Pollution fines: Rickshaws let off the hook

EPD and traffic police launched new campaign earlier this month.


Our Correspondent March 30, 2012

LAHORE:


While the Environment Protection Department (EPD) and the traffic police have launched new penalties for smoke-emitting vehicles, rickshaw drivers appear to have been exempted from the heavier sanctions, The Express Tribune has learnt.


Public transport vehicles used to be fined Rs100 for emitting excessive smoke or making too much noise, but the fine was recently raised to Rs750. The fine for using a pressure horn was raised to Rs1,000 from Rs200. Fines for private cars and motorbikes that cause noise or air pollution have also been raised but only to Rs300 and Rs200, respectively.

EPD inspectors and traffic police started a campaign of checking and fining vehicles at Mozang and Lorry Ada from March 21. So far, said a source in the EPD, 54 vehicles have been fined for being noisy and 74 for emitting smoke. Most of these vehicles were rickshaws.

“Rickshaw drivers are the worst,” said Younas Zahid, deputy director of the EPD. “They never have a filter certification or use good quality Mobil oil. They need harsher restrictions.”

He said the fines had been increased since the old rates had not proved effective in pressuring drivers into getting vehicles repaired. “We kept giving challans to the same people over and over again,” he said. But an EPD official, speaking on the condition of anonymity, said that they had been instructed recently to stop handing out the harsher penalties to rickshaws because of fears that they would respond with unmanageable protests. The city is currently already in the grip of protests over power outages.
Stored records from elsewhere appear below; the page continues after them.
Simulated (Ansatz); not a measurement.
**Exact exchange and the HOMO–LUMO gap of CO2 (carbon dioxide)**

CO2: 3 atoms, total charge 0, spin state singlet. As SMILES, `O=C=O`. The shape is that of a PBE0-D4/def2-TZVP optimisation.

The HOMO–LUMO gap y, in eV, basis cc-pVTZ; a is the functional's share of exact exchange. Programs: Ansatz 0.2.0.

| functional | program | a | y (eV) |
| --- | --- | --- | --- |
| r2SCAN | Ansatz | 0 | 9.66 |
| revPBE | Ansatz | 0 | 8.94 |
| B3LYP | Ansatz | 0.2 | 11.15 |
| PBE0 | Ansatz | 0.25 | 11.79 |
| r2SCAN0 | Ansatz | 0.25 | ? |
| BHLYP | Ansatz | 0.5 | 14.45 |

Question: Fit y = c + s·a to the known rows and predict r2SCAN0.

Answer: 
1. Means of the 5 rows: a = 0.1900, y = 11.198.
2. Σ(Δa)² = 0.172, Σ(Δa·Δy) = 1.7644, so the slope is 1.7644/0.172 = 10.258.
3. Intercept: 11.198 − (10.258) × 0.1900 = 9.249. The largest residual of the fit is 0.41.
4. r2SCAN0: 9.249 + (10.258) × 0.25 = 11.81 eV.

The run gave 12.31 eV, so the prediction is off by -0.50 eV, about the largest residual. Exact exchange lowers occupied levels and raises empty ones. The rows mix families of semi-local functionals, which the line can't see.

Apart from the heavier fines for noise and air pollution, traffic police have also been handing out stricter penalties for traffic violations. These prompted a protest by motorcycle-rickshaw drivers on March 16.

“There were fears that there would be more protests by the rickshaw drivers’ union. Now we are only issuing fines at the new rates to drivers of buses and vans,” said the EPD official. Baghi Jaan Khan, the president of the Lahore Auto Rickshaw Dealers Union, said that they had not been charging rickshaws the new fines for the last week.

“It was unofficially decided at a meeting last week between the transport secretary and the traffic police to not charge rickshaws the new fines,” he said.

Tariq Zaman, the district officer for the environment, declined to comment.

However, Chief Traffic Officer Sarfraz Falki said that rickshaws were being fined the new rates. “There may be some confusion because Qing Qis are treated as motorcycles and not rickshaws,” he said.

A traffic warden assisting EPD inspectors in giving challans said that it was unfair to increase fines for drivers of public transport vehicles, who were likely to be poor, to much higher levels that motorcycle and car owners.

Muneeb, who drives a two-stroke rickshaw in Gulberg, said the new fines would only be acceptable if the government subsidised the conversion of rickshaws to CNG. He said it was unfair to classify rickshaws with buses and wagons. “It’s the price we pay for being weak,” he said.

Published in The Express Tribune, March 31st, 2012.